Are American clothing donations really needed?

Some critics called a foul on the NFL/World Vision play, saying that while 100,000 brand new T-shirts for needy people abroad sounds like a lovely idea, it actually does more harm than good.



Washington, D.C.

On a recent family trip to Africa, spotting locals wearing
T-shirts and baseball caps bearing American brands or slogans became something of a parlor game — a way to pass long hours in the Land Rover driving from place to place.

There was a rural farmer in a cap bearing the logo of the Washington Redskins football team, reports Religion News Service. A young woman, hips wrapped in a traditional long skirt paired with a white T-shirt bearing the campaign slogan of an Indiana candidate for city council. A man walking along the side of a dusty road in a faded blue T-shirt that read: Cubs Suck, a reference to Chicago's hapless baseball team.

The American sartorial influence on display in the African communities we visited seemed comically incongruous, and we wondered aloud where the clothes came from.

Were they gifts sent by a U.S. charity? Was this the ultimate destination for old T-shirts and hats donated to Midwestern clothing drives? Or did the local Africans choose them from the small mountains of clothing — some of it new, most of it used — piled on tables and tarps at every market?

In the parlance of foreign assistance, such donated clothing and other items is known as SWEDOW, which roughly translates to Stuff We Don't Want. The latest SWEDOW dump came in the form of a massive donation from the National Football League (NFL) to the giant Christian relief group World Vision.

After the Pittsburgh Steelers lost the American football championship Super Bowl game to the Green Bay Packers, the NFL was stuck with thousands of pre-printed T-shirts. The league prints two sets of merchandise, to be sure to have an immediate supply following the game. Therefore, the shirts heralding the Steelers as Super Bowl champs were never used. The league donated the Steelers merchandise to World Vision, which in turn plans to ship it to poor folks in Armenia, Nicaragua, Romania and Zambia.

World Vision is one of the world's largest relief organizations, with nearly 400 projects serving nearly 100 million people in 100 countries. Founded in 1950, World Vision sees its mission as "working with children, families, and their communities worldwide to reach their full potential by tackling the causes of poverty and injustice."

While it is an evangelical organization, World Vision "serves all people, regardless of religion" with an annual operating budget somewhere in the neighborhood of $1.5 billion.

Some critics called a foul on the NFL/World Vision play, saying that while 100,000 brand new T-shirts for needy people abroad sounds like a lovely idea, it actually does more harm than good. The NFL has valued the shirts at $20 apiece, despite claims from critics that the shirts are basically unsellable and therefore essentially worthless. As a rule, World Vision does not accept donations of used clothing or other items.

"Shipping unwanted goods overseas is … not smart aid," longtime non-profit activist Saundra Schimmelpfennig wrote on her blog, Good Intentions Are Not Enough (www.goodintents.org).

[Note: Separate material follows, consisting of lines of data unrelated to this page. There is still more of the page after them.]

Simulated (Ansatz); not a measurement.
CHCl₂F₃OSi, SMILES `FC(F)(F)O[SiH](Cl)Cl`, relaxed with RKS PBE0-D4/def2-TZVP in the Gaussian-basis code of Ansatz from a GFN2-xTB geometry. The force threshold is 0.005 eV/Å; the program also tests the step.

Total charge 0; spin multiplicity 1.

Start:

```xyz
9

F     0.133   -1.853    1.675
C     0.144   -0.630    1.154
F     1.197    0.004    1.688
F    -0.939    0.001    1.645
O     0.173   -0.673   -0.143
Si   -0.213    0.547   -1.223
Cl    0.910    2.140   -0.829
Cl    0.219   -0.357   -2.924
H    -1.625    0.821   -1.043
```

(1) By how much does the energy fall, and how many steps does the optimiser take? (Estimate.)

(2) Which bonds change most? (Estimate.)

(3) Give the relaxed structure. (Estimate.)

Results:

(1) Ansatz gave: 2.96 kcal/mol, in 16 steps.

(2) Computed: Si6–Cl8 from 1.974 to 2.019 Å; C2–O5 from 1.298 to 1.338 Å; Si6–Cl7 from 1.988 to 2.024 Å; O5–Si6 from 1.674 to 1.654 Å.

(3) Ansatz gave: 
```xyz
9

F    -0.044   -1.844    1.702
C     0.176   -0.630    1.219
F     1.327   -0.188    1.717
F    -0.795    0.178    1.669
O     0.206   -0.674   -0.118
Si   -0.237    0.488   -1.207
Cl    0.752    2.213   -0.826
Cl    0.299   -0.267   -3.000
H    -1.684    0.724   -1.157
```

"This partnership is a win-win for both World Vision and the merchandisers. The merchandisers get to print 100,000 unneeded T-shirts every year without having to shoulder the full cost, and World Vision gets $2 million worth of 'program costs' to improve their expense ratios. And they both get free PR with photos and news stories of happy people receiving the unsellable T-shirts."

Schimmelpfennig and other critics claim that T-shirts are readily available in most of the countries World Vision and other relief groups serve. The NFL donation will flood local marketplaces with unneeded (and unwanted, at least by U.S. consumer) goods, driving down the prices at which local merchants can viably sell their wares.

The donation of 100,000 Super Bowl T-shirts is known in the foreign aid "industry" as Gifts in Kind. According to its 2010 annual financial report, last year World Vision received about $251 million in GIK — about a quarter of its total annual revenue — compared to $528 million in private donations and $241 million in government grants.

World Vision's response to criticism of this year's Super Bowl T-shirt donation has been thoughtful. "I would hate for our stance to be seen as one of 'Don't pick on us because we're an easy target,"' Jeff Wright, World's Vision's operations director for humanitarian and emergency affairs said in an interview. 

"We need to take this seriously …(They) are raising good points. We do need to be using all of the resources at our disposal to do the best possible aid we can do.

"Will we change our GIK practices immediately? … I can't promise that. But I can promise that we absolutely will take it seriously," he said.

The GIK issue is bigger than just World Vision. Accepting such gifts is standard practice throughout the foreign aid community, and some other groups accept GIK in far greater proportions than World Vision
does, Wright said.

The NFL/World Vision flap is a teachable moment — both for the relief industry and for U.S. donors, who often write a check or donate a box of clothing without giving a second thought to where, how and who will benefit from their generosity.